How to make a custom loss function (PyTorch)

Thanks Jeremy. After banging my head for a few hours, I figured out that the error I faced was due to dataset class. It turned out that I was returning object dtype as output of dataset class, which is not allowed. (floats or ints are allowed)

It threw TypeError: zip argument #58 must support iteration error.

So I updated my code to return 2 stacked columns (not 1 column with list as each element)

But now I am facing another error which I am trying to resolve (by reading pytorch forums). It seems like it is related to embedding layer but not sure what should I change in code.


you need to .cuda your model.

Oh. Yes. Thanks! (Such a silly mistake. :man_facepalming: )

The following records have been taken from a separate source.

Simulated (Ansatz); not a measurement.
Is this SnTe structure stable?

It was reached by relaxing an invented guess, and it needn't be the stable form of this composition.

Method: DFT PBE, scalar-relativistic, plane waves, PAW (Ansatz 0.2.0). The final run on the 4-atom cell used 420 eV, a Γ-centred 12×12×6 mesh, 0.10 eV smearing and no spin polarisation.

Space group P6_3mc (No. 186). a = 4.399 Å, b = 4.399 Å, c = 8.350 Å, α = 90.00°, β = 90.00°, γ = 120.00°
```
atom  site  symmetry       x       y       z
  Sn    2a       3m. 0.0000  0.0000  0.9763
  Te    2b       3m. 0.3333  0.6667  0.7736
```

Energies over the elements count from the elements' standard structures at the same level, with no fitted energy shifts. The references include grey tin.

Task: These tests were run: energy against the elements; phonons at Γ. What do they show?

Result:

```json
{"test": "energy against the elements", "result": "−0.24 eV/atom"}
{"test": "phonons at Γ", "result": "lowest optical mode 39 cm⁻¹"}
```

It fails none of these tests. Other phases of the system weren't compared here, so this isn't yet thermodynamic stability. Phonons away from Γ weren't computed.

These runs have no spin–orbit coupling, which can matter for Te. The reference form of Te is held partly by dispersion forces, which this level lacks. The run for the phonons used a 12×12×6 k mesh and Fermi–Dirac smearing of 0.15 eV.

We’ve all done it. The trick is to carefully look at the ‘got’ vs ‘expected’ bits of the exception, and note that one type has ‘cuda’ and the other doesn’t.

Yeah. This tip helped. After that, I came across same error multiple times and was able to solve those quickly.

Anyways, got initial full working code for the same and now I can start “actual training”. :wink:

github repo link

1 Like

hi @jeremy,
If we come back to lesson3-rossman.ipynb I just wanted to confirm my understanding:

We create a custom loss function:

def inv_y(a): return np.exp(a)

def exp_rmspe(y_pred, targ):
targ = inv_y(targ)
pct_var = (targ - inv_y(y_pred))/targ
return math.sqrt((pct_var**2).mean())

We use it later in fit after we do m = md.get_learner(…):, 3, metrics=[exp_rmspe])

However, under the hood in it defaults to F.mse_loss:

class StructuredLearner(Learner):
def init(self, data, models, **kwargs):
super().init(data, models, **kwargs)
self.crit = F.mse_loss

Since in the notebook we don’t override learner “crit” attribute, so my understanding we are using two loss functions F.mse_loss for training and custom exp_rmspe for accuracy metric and printing outputs.

Is that because exp_rmspe and mse_loss conceptually the same way of calculating the loss?
In general should we use same loss function algorithm for both metrics=[] and learner.crit=? Or I am missing something.

1 Like

And to add on to Alex’s question, when I was searching for how to make custom training loss , almost all the posts I stumbled upon were saying that we need to make the loss function using nn.module() class with forward function. (In some cases backward fn also). But you said it is not required and it can be a normal function which just needs to be compatible with tensor related operations. How does that work then?

What do you want to know about it exactly? Why are you thinking a normal function may not work?

mm… So, here what I think (by reading more about it now) –

Of-course we want to compute gradients of loss functions and use them in back-propagation. Now as long as we use Variables all the times (without np conversion) , gradients will be calculated automatically (torch autograd). We will just need to call .backward for that. But if our graph recording of loss function is likely to be larger than our model, it is recommended to use custom torch autograd. This is when we would need nn.module().

But people on forums/ discussions have mostly used custom autograd function which led me to think that this is a necessary step. That’s why I asked you the previous question that does normal function even work. (for which I think, I got the answer now)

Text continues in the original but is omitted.